Two following operas, also left unfinished, were inspired by stories by the American writer Edgar Allan Poe: Le Diable dans le beffroi (Poe’s “The Devil in the Belfry”) and La Chute de la maison Usher (Poe’s “The Fall of the House of Usher”).
Le Diable dans le beffroi, a comic opera, was started after Pelléas in 1902 and abandoned around 1912. In Poe’s short story, published in 1893, the residents of Vondervotteimittiss (wonder-what-time-it-is) have their well-ordered life thrown into an uproar by the arrival of a devil who attacks the bell tower that regulates everyone’s life. He attacks the belfry man with his big bass fiddle and then, to the horror of the good Dutch townfolk, has the clock strike 13. And at the end, the devil sits on the top of belfry, jerking the bell rope and making the bell sound while playing, ‘out of all time and tune… “Judy O’Flannagan and Paddy O’Raferty.”’
The work was completed in 2012 by English musicologist Robert Orledge. Debussy’s original plan was to have the voiceless Devil’s solo part whistled and played on the violin, while the rest of the voices would come from the townspeople’s chorus. In this track, the Devil strikes 13!

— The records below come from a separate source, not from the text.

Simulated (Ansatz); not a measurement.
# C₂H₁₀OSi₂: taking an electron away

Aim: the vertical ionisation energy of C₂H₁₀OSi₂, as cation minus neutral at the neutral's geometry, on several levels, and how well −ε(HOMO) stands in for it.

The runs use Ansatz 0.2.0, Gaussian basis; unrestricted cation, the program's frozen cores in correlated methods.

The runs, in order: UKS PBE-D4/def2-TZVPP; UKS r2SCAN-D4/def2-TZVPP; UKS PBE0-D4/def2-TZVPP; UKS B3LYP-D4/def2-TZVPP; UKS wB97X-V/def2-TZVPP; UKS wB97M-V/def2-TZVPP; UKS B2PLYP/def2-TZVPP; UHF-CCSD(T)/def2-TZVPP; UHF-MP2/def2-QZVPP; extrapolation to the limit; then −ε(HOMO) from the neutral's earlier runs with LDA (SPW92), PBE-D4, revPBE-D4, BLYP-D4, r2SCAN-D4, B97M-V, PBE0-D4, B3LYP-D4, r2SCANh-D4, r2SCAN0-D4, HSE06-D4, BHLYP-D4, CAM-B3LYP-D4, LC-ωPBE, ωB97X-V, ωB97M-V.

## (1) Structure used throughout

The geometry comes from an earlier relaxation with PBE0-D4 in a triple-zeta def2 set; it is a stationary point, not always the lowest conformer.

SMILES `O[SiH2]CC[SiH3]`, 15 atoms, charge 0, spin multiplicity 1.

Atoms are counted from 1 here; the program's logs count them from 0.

Debussy / Orledge: Le Diable dans le beffroi: Tableau 1: Un… deux… trois… (Göttingen Kammerchor St. Jacobi; Gottingen Symphony Orchestra; Christoph-Mathias Mueller, cond.)
Debussy’s work on the opera began with the scenario, using Baudelaire’s translation of the short story, completed in 1903. Aside from a few sketches and his notes in the scenario, only a few measures of the opera were finalized. His work was interrupted by La Mer, the ballet Khamma, and his incidental music to D’Annunzio’s Le Martyre de Saint Sébastien, and he finally gave up the project entirely in 1912.
La Chute de la maison Usher, unlike the comic devil, was a work of pure gothic horror – the brother who falls into cataleptic trances, the sister who has been entombed alive, and our poor narrator, who comes to help and can only flee in horror at the end as the house collapses on the corpses of the Usher siblings.
Debussy’s work on Usher was ultimately incomplete, but there are three versions of the libretto, the last of which contains Debussy’s notes on the orchestration. Debussy, writing to his publisher, said he wanted to imbue the work with an ‘alluring musty scent.’ Taking time from La Mer, to work on the Poe projects, Debussy wrote “I have let myself stray and have almost only been working on Roderick Usher and the devil in the belfry. […] I fall sleep with them and find on waking the gloomy melancholy of the one or the derisive laughter of the other” (21 September 1909).
In the final scene, Roderick sees his sister, Madeleine, who has finally escaped from her tomb under the house, advancing towards him through the hallway. He reproaches himself for her situation but notes in horror that she’s still coming towards him, with her bleeding hands, and dress covered with blood. She mounts the stairs, he hears her steps, she’s behind the door! She collapses on her brother, and, as they die together, their friend flees. The house of Usher falls, overseen by a blood-red moon.
Debussy / Orledge: La chute de la maison Usher: Scene 32: La voyez-vous? (William Dazeley, Roderick; Gottingen Symphony Orchestra; Christoph-Mathias Mueller, cond.)
Usher was completed in 2006 by Robert Orledge.
The two short works were intended to be performed together, with the premiere intended for the Metropolitan Opera in New York. Pelléas et Mélisande had its debut at the Manhattan Opera House in 1908 to great acclaim and the Met rushed to secure Debussy’s next opera. The Poe works were intended to fill that desire. Before his death in 1918, Debussy had contractual confirmation that the two works would only be performed consecutively. The ‘mocking laughter’ of Devil would be countered by the ‘gloomy melancholy’ of Usher. Debussy did not live to complete either work.